Monday, July 6, 2015

Inca Trail, Dead Woman's Pass, Day 2

On the morning of Day 2, someone scratched on our tent at around five in the morning and said "buenos dias" before handing in a couple of cups of hot coca tea.  Not bad service, huh?!  We were brought warm water and a towel, and told that a breakfast of crepes was almost ready.  If it wasn't for the disgusting bathrooms, I would have thought we really were the kings and queens we were being treated as.  I know now why everyone was being extra nice that morning - they knew exactly what we were about to hike - Dead Woman's Pass. 

See the tall peak on the diagram, called Dead Woman's Pass, and the smaller to the right of it?  Well, we hiked over both of those passes on the same day!  This means that we hiked to an altitude of over thirteen thousand feet!  Oh my.  Just thinking about it makes me start gasping again. 

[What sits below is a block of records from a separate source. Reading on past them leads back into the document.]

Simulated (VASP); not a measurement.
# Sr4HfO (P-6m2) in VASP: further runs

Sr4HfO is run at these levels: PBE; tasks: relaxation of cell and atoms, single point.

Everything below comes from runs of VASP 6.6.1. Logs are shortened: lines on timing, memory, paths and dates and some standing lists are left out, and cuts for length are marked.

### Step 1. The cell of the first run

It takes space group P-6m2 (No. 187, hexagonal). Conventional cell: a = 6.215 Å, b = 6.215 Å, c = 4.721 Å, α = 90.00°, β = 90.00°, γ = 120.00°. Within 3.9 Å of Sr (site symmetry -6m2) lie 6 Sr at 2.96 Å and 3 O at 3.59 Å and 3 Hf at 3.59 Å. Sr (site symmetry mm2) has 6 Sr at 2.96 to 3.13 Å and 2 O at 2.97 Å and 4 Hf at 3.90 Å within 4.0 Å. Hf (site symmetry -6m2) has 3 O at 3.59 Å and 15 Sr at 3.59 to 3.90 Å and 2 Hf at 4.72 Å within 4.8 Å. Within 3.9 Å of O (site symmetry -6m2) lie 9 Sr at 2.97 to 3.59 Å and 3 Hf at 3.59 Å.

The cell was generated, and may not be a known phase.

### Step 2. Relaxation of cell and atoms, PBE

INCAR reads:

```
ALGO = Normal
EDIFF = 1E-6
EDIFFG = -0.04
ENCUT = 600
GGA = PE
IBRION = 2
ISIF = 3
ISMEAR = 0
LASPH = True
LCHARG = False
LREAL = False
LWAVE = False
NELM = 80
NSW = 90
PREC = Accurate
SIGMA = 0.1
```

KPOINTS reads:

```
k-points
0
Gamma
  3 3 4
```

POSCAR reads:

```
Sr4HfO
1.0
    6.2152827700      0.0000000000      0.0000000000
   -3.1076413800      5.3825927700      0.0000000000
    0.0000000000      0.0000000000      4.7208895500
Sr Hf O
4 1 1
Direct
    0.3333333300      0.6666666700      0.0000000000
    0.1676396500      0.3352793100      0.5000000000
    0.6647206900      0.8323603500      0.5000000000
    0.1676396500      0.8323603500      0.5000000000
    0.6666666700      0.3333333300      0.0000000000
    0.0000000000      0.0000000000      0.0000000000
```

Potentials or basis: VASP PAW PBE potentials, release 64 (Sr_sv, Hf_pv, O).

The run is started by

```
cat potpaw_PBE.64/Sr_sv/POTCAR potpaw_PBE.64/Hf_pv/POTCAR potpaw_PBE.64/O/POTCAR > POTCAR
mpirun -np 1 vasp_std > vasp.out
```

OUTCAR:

We were ascending into different vegetation as we approached the cloud forest.  There were places with tall trees, and most were covered with so many other plants, it was hard to see what was tree.  

The mountains were spectacular.  Watching the sun rise over the peaks was like seeing a curtain of light being lifted to reveal the awesome topography.  

Excuse me, llama.  

Brandon and I considered taking the wooden sticks we had been using to explore local ruins prior to the big hike, but after talking to our guide, we decided to each rent a couple of adjustable hiking sticks.  We were very glad we did.  I hate having my hands tied up with hiking poles, but as soon as I realized the entire trail was paved with uneven stone, I was glad for the extra stability the sticks provided. 

Especially when going up and down stone steps for miles and miles.  Oh, my poor knees!  You can see dead woman's pass in the picture above.  I took this photo on one of my many panting breaks.  The air was so thin that I started to count my breaths and time my steps to my breath, like this -  Stop.  Take five deep breaths so that my heart wouldn't explode and my vision would clear.  Take steps for five breaths until my heart was going to explode.  Stop.  Repeat.  For what seemed like miles!

But the views during those panting breaks were spectacular, and it was a good time to consider my position in the word.  Wow...I'm in Peru...deep in the Andes mountains hiking on an ancient stone road laid down by a vanished civilization..! Look how how far we've come!

When the porters applauded me as I climbed the last few steps to the top of the pass, I didn't poke them with my hiking sticks because I deserved some applause.  Thank you!  Thank you!  I think that climb was the hardest thing I'd ever done.  I knew it was going to be hard, but I did not anticipate just how difficult it is to climb approximately three hundred flights of stairs with no oxygen.  On the way up I apologized to my body for ever thinking a critical thought about it, because it got me up that mountain without failing, and I was amazed that it could.  

Oh.  Sigh.  Now we have to go down the other side!  More steps.  My knees!

So many steps.




Back up again!  Oh, it was nearly more that we could stand, to eat lunch and realize that we were only half way there.  Could we really keep climbing steps? 

The vegetation on the slopes adjacent to the trail provided plenty to see while I was catching my breath.  These pretty orchids were growing everywhere.  And funny paddle shaped ferns, with spores on the undersides of their leaves.  

Precarious wooden bridges over steep drops are exciting.  

The trail passes through several short caves.  Just like Indiana Jones, right?  I looked closely for roosting bats, but didn't see any.  

Can you see the circular Inca ruin in the shadow of the clouds? 

There were dissenting opinions about which was harder, up or down.  My opinion changed with each change in direction.  

There were small lakes and wetlands on some of the mountain sides.


I do not know how we would have hiked this trail if it had been raining.  

The clouds were always moving and changing the sun light and shadows on the mountain.  Every minute the scene would change as the clouds re-arranged themselves.  

That night we got to camp just before dark.  We were carrying flashlights, just in case we didn't make it before dark.  I am immensely proud that I made it to camp each night without having to use my flashlight.  Of course, the porters had been there for hours and had everything set up, and the chef (who actually wore a chef hat and jacket!) prepared a lovely meal, I'm sure.  I think I was too tired to notice, because I didn't take any pictures.  I think it was "condor" legs, which are chicken drumsticks.  

The dinner and cook tent doubled as the porters tent at night.  I wish I had sneaked a peak to see how fourteen men fit in one tent!  Fourteen men who have lugged an entire expeditions worth of gear up a stone mountain, and haven't taken a shower in two days.  Sounds cozy, doesn't it?